Pranav was devoted to badminton, a journey which started as early as in Kindergarten 2 when he watched his elder brother and father play the sport daily at a park near their house. The deceased player eventually joined his St Joseph’s Institution’s Junior badminton team in Primary 2, and became team captain in Primary 6.

After completing his Primary School Leaving Examination, he told his parents he wanted to play badminton full-time.

“He was too inclined to play badminton. Studying was secondary,” Madhaik said in an interview with CNA.

“It’s very tough to absorb whatever happened because Pranav had very high hopes for himself.”

Pranav’s family only saw him once a week as he stayed at the Sports School’s boarding facility. But not once did the boy complain that life as a student-athlete was hard, said Madhaik.

In fact, he was very self-motivated and never wanted to miss a single training session.

Asked if Pranav – and other youths in sport – were perhaps being pushed too hard and too early, Madhaik said, “If you want to achieve the highest level of success … you need to work hard and train hard. Only then you will see the result.

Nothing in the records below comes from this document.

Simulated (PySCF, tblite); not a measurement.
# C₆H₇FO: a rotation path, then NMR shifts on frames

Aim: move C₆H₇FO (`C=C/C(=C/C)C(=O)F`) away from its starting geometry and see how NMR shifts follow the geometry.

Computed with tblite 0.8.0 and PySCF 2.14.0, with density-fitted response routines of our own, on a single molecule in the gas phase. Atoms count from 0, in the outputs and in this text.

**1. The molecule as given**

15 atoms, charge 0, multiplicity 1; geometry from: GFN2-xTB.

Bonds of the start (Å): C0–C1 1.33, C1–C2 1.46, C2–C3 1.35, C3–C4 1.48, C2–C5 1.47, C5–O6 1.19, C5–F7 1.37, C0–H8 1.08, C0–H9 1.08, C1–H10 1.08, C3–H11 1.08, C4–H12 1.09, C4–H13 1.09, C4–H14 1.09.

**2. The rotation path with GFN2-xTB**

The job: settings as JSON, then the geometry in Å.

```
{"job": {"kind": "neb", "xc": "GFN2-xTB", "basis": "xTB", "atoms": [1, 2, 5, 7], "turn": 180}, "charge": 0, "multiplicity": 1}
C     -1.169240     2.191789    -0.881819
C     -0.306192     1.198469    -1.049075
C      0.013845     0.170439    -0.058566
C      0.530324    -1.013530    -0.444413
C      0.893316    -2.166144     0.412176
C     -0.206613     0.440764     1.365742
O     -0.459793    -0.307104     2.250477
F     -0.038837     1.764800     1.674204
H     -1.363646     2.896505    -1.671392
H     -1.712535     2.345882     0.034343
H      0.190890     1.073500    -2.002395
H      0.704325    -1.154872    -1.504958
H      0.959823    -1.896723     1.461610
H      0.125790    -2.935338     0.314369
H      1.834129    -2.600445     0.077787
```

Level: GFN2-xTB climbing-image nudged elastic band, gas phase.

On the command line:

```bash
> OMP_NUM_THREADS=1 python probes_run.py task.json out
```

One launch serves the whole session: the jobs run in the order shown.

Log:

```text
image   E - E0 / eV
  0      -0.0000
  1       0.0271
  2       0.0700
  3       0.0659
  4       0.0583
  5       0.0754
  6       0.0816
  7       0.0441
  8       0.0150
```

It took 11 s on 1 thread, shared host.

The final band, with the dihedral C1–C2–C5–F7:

“If you want to play at a professional level, you need to do that. If you want to play for leisure, then that is a different track; you can take it like an exercise,” he said.

“But Pranav was looking for a professional career as a badminton player.” His two brothers aged 17 and 13 also play badminton for their respective schools. They have taken Pranav’s death hard, and feel like he’s “leaving them alone”, said Madhaik.